According to this source (The Matrix Cookbook), we have that for $f(X) = \mathbf{a}^T X \mathbf{b}$ where $X \in \mathbb{R}^{n \times m}, \mathbf{a} \in \mathbb{R}^n, \mathbf{b} \in \mathbb{R}^m$, the derivative is $$ \frac{\partial f}{\partial X} = \mathbf{a} \mathbf{b}^T$$ which is a scalar since it's basically a dot product. I see how we can arrive at this result by applying matrix derivative rules/applying basic derivative rules to vectors/matrices. However, taking the derivative (gradient) of a function $f: \mathbb{R}^{n \times m} \to \mathbb{R}$ based on my my calculus knowledge should yield a vector/matrix of partial derivatives.
As an example, I tried this with $\mathbf{a} = \begin{bmatrix} a_1 & a_2 \end{bmatrix}, \mathbf{b} = \begin{bmatrix} b_1 & b_2 \end{bmatrix}$, and $X = \begin{bmatrix} x_1 & x_2 \\ x_3 & x_4 \end{bmatrix}$. I expanded the expression and took the gradient to get that $$\nabla f = \begin{bmatrix} \frac{\partial f}{\partial x_1} & \frac{\partial f}{\partial x_2} \\ \frac{\partial f}{\partial x_3} & \frac{\partial f}{\partial x_4} \end{bmatrix} = \begin{bmatrix} a_1b_1 & a_1b_2 \\ a_2b_1 & a_2b_2 \end{bmatrix}.$$
So, my question is, is this the derivative, or is it $\mathbf{a}\mathbf{b}^T$? Should the derivative be a vector or a scalar?

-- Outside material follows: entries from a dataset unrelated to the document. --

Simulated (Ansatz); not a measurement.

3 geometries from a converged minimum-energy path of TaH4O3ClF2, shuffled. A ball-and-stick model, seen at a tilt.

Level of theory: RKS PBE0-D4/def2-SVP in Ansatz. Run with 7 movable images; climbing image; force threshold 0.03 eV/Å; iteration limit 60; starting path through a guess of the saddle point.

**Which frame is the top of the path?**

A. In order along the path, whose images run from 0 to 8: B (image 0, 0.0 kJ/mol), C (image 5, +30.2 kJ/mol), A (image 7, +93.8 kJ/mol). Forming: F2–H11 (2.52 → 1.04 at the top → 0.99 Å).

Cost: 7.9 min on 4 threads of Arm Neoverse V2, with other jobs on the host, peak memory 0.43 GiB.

P.S. I also noticed that $\mathbf{a}\mathbf{b}^T = \operatorname{trace}(\nabla f)$ for the matrix I computed for $\nabla f$. Is there any significance to that?
The problem is vector usually refers to a column vector (otherwise the expression $a^TXb$ doesn't even make sense since the dimensions don't match). If you instead do $$ab^T = \begin{pmatrix}a_1\\a_2\end{pmatrix}\begin{pmatrix}b_1 & b_2\end{pmatrix} = \begin{pmatrix} a_1b_1 & a_1b_2\\ a_2b_1 & a_2b_2 \end{pmatrix}$$ then you get the same result as your computation.